On Fillion, Firefly, and a Truth Stranger Than Fiction

In Uncategorized on August 3, 2005 at 2:39 am

Say I were a skillful novelist, or even a competent hack.

And say I wanted to add a scene to the nominally postmodern, vaguely satiric “geek lit” novel I was writing that would make my imagined audience stand up, cheer, and email all their friends about the kick ass book they can’t bear to put down, not even to type this email, which they are doing one handedly as they continue to read.

Say further that I was a big honking Firefly fan, too reserved and self-conscious to call himself a Browncoat, but secretly exhilarated by the grassroots movement of that name and by the awesome power of geekiness that they wield.

Say that I was living in Edmonton, Alberta at the time, Canada’s very own version of the same Wild West that had inspired Joss Whedon to seriocomic SF brilliance, where cowboy boots and ten gallon hats could still on occasion be spotted ambling down Whyte Avenue, albeit not in the same numbers as in Calgary.
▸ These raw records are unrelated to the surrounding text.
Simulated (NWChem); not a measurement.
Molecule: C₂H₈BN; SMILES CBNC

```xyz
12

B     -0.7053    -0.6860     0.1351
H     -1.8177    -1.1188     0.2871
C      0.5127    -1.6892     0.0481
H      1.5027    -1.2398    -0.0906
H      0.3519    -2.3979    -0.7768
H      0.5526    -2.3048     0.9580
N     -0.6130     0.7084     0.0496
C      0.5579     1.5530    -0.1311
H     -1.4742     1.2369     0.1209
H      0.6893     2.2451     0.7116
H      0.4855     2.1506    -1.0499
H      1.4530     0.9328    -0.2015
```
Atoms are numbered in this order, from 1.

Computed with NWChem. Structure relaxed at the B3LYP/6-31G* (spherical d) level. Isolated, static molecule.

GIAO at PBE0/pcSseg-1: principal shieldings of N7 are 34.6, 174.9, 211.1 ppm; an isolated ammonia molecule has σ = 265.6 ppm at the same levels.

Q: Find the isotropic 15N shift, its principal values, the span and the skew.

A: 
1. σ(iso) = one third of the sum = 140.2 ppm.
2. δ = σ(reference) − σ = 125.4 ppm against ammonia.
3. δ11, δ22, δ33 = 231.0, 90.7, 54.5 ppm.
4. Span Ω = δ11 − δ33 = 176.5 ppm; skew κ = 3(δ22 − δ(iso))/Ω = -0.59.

Say, just for the sake it, that I’d been nursing a mild grudge against a local Edmonton comic shop where I’d once almost started an account. A place that, the moment you walked into it, seemed to suck not just the air but the fun right out of the shrink-wrapped comics that lined its shelves like Frisbees.

Say also (though this part is so far-fetched I can hardly bear to propose it) that the proprietor of said shop had a reputation as a scoundrel–a varmint–and a nickname that conjured up not only the space bandits and crimelords that would bedevil the intrepid crew of Serenity, but the pirate subtext of Joss’s whole damn series.

Say that I wanted my crowd-pleasing scene to tie into the rather thinly developed postmodernism of the rest of the novel, which consisted primarily of exploiting tired metafictional tropes about the relationship between reality and representation, particularly as these are mediated through the twin crucibles of subculture and celebrity.

Say (I’m stretching here) that the store even had a name that evoked the sort of postmodern folding of reality back onto itself that so excites Jean Baudrillard and his ilk. Wormhole, maybe. Or Vortex.

Say that, though I fancied myself a postmodernist, I had a weakness for the clichés of the old west. Say that I loved rough justice and a good showdown. The white hat. The black hat. Good and evil at ten paces. The posse that rides to the hero’s rescue. The angry mob that chases the scoundrel out of town.

Say, conjecturally, that I had a secret man crush on Nathan Fillion. Hoped he might read my novel and be flattered enough to write a nice letter. Maybe autograph a publicity still, a DVD, a comic book spin-off title.

What kind of scene, I wonder… What kind of scene could I write?